Register, then a junior, was tied with first-year teammate Austin Hitt. The pair already knew they would qualify to represent UNC in the upcoming tournament, regardless of the outcome of Register’s putt. One, therefore, might call the shot inconsequential.
Register would not.
A chirp from Hitt cut through the silence of Register’s focus, reminding him of what he already knew.
“Will, we’re tied man," Hitt said. "You don’t want to let the freshman beat you.”
Register’s ensuing tap-in gave him a third-place finish for the qualifier. That was good enough to secure a spot in UNC’s next tournament — but not good enough to beat Hitt.
Hitt’s good-natured ribbing reveals something about the pair’s friendship. They like to joke around and keep things light, even when others seem to be too serious. And, yes, they sometimes like to talk a little trash.
Though the trash talk is all in good fun, Register wouldn’t let the loss go unavenged. Hitt saw the results of this during the next qualifier.
“He ended up beating me by a lot.”
The battle between the two shows what motors Register — competition.
“He is a very, very dangerous player and one of the best players in the country when he is exceptionally motivated,” said Andrew DiBitetto, head coach of the North Carolina men’s golf team.
Register — now a senior economics major — has had an illustrious collegiate career. He has two tournament wins and 12 top-10 finishes. He posted the eighth and 10th best single-season stroke averages in North Carolina history and, at an average of 72.19, he boasts the second-best career stroke average in UNC history.
How has he been able to stay motivated and successful throughout his career in golf? To answer that, it’s best to listen to the man himself.
“It’s important to always surround yourself with people who are good or better than you,” Register said. “If you don’t have anyone that’s beating you consistently, then it’s hard to push yourself to get better.”

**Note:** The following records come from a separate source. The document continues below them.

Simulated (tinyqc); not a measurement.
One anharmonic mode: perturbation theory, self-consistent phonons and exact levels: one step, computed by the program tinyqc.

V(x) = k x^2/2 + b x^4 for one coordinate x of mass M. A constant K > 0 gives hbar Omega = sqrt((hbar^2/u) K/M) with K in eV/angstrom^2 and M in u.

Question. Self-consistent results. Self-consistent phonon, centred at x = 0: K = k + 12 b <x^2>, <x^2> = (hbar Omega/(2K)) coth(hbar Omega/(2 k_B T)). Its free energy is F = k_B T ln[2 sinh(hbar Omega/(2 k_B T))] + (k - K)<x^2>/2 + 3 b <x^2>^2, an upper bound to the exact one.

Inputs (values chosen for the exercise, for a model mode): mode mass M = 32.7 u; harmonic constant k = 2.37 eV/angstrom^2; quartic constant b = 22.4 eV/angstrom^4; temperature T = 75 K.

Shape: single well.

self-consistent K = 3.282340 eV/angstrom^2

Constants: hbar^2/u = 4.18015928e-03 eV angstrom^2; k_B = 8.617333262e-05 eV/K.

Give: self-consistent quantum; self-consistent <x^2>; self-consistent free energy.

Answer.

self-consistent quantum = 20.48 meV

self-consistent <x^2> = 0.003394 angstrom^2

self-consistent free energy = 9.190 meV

Register was born with a natural competitor by his side — an older brother. Robert Register, who also played college golf at UNC, is three years older than him. The two picked up golf together at the ages of 5 and 8, and played every day after school in Burlington. But their competition wasn’t limited to the green confines of the golf course.
“Anything we could be competitive in, we definitely were,” Robert said.
The Register home wears the signs of youthful exuberance. The boys constructed a makeshift basketball court to play one-on-one inside. They hung up a plastic goal and put down tape on the carpet to mark off the foul line and the three-point line.
But basketball wasn’t all they played in the house. Sometimes, they even played football.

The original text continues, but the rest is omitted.